Writing a great commit summary is like writing a great tweet, only shorter.

It is part of common sense to assume that the worthiest commit messages lie far from any extremes. Years ago, I often fell in the trap of hastily sending a commit after commit, annoyed by the fact that I have to add a summary to it (let alone a description). I’ve seen many projects whose commit summaries consist primarily of one-word verbs like [FIX], [CLEAN], [TEST], etc.

They don’t tell much do they? Six months down the road, you’d be scratching your head, trying to remember what you were thinking exactly six months before, when you wrote that commit.

On the other hand, are the “novels”. Some programmers go into much detail of what they’ve done, both in the summary, and in the description. This makes it difficult to read, and understand later on, what they did exactly.

Being verbose is by no means a bad thing. In fact, programmers are encouraged to put lengthy details about their commits, but only in the description. The summary is what helps you and other programmers to skim through thousands of commits, so it must be both concise and insightful.

The art of making a great commit message #

In a 2008 blog posttpope, described a system for creating commit messages, which I started calling simply, the “50/72" rule. The rules of the game are simple:

  1. The first line of your commit message must be maximum 50 characters long. No more, and (ideally), no less.
  2. Leave a blank line
  3. Start writing your description. The description can be as verbose as it suits you. Each line in your description should though wrap at the 72nd mark.

Git is smart enough to distinguish the first line of your commit message as your summary. In fact, if you try git shortlog, instead of git log, you will see a long list of commit messages, consisting of the id of the commit, and the summary only. The reason for wrapping your description lines at the 72nd mark is that git log adds a padding of 4 blank spaces when displaying the commit message. To center the message perfectly, and make it read well on an 80-column terminal, you’d want to leave space for 4 more blank spaces at right side. That’s where 72 comes from.

What about the 50? An analysis of the average length of commit messages in the linux kernel suggests that the ideal size of a git commit summary is around 50 characters in length:

Most commit messages average around 50 characters in length

Most code editors display the current line and column number that the cursor is at. Many support automatic wrap-line settings. If you are using GitHub’s desktop app (as I used to), it will also show you warnings when you are over the limit.
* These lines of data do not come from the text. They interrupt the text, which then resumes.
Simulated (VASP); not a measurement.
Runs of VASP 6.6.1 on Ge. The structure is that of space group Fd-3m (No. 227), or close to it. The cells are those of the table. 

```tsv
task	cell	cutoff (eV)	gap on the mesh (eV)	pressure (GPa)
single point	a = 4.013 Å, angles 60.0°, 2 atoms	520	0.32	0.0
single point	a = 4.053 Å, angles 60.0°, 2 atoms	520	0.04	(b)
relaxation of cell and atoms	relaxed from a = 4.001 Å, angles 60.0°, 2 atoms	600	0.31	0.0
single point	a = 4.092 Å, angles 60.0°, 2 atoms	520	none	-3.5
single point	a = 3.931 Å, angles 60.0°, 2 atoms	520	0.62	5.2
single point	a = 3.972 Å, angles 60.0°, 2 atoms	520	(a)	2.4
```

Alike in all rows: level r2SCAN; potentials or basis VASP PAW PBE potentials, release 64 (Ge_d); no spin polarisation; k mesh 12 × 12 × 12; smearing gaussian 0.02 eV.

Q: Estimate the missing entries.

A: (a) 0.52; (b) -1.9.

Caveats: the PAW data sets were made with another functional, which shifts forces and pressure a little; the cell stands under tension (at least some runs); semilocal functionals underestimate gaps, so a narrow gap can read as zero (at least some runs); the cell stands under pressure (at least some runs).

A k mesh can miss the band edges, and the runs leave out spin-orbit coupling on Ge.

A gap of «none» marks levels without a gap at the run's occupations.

Writing a great commit summary is like writing a great tweet, only shorter. Id suggest to try and write your thoughts at first, to see how long it gets. Then you’s paraphrase it, and put the extra content (the details) in the summary. Try to use the 50-column mark as a guideline for your thoughts. Try to reach as close as possible to it, without going over. Remember, short commit messages do not help, too long don’t either.

How does your project compare? #

How does your team compare to the linux kernel contributors? You can check yourselves, using the code below:

cd /path/to/repo

#displays the raw lengths
git shortlog  | grep -e '^      ' | sed 's/[[:space:]]\+\(.*\)$/\1/' | awk '{print length($0)}'

#or a text-based historgam
git shortlog  | grep -e '^      ' | sed 's/[[:space:]]\+\(.*\)$/\1/' | awk '{lens[length($0)]++;} END {for (len in lens) print len, lens[len] }' | sort -n

You can use the data and plot it on a real histogram, using matplotlib. Many thanks to mgalgs for posting the code, and the histogram originally on StackOverflow.